Letter Housing Element September 16, 2013

Staci Simonton
144 Belvedere Drive
Mill Valley, CA 94941

September 16, 2013

VIA E-MAIL AND HAND DELIVERY

Marin County Board of Supervisors Marin County Counsel
3501 Civic Center Dr.
San Rafael, CA 94903

Re: Further Comments and Requests re: Housing Element Update, SEIR, Amendments to Marin 2007 Countywide Plan, Amendments to Development Code and Zoning Maps

Dear County Supervisors and County Counsel:

Before the first public hearing before the Board of Supervisors scheduled for tomorrow on the above-referenced agenda items, including the environmental impact analysis required for approval prior to the approval of any other agenda item, I would like to provide you with important additional information for consideration and inclusion on the record.

Specifically, this letter further addresses my deep concerns, shared by many, many members of the community, about the foreseeable impacts from the proposed projects and the consequential impact on increased student enrollment on the physical capacities of public school buildings, the necessity of new construction of school buildings, related staffing needs and the environmental impacts thereof, as well as the environmental impacts on increased traffic and related environmental issues from further increases to student enrollment throughout the district.

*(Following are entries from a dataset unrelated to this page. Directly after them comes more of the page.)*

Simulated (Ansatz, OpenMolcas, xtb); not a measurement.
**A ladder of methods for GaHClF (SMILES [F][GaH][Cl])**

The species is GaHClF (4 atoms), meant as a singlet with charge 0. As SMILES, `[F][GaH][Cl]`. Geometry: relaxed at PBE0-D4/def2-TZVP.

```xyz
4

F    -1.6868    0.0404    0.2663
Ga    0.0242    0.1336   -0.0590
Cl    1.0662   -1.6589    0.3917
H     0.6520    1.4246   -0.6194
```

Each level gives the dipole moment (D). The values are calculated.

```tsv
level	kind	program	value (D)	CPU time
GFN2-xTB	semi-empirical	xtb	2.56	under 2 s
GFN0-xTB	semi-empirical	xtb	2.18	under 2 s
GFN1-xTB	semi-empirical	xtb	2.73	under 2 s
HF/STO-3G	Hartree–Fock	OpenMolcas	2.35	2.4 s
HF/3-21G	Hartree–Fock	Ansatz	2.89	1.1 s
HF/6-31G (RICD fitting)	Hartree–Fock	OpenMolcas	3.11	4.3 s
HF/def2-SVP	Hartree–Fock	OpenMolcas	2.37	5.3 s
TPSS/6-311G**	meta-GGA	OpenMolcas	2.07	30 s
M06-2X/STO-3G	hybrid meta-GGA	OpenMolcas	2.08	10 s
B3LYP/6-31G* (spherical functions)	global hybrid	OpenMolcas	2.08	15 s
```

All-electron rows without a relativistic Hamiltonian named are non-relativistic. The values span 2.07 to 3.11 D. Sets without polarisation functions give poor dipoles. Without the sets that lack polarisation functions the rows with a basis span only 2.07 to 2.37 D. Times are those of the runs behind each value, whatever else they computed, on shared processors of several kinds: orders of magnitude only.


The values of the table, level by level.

Specific concerns include the failure by the County to evaluate these environmental impacts of the reasonably foreseeable need to construct new schools and the increased traffic generated by additional increases of school enrollment. This letter also provides attached data about other related significant social and economic impacts, which is reasonable to foresee would lead to physical changes in the environment- all of which must be required under CEQA, particularly for all of the 49 “site-specific” evaluations (individually and cumulatively) purportedly conducted in the “SEIR”.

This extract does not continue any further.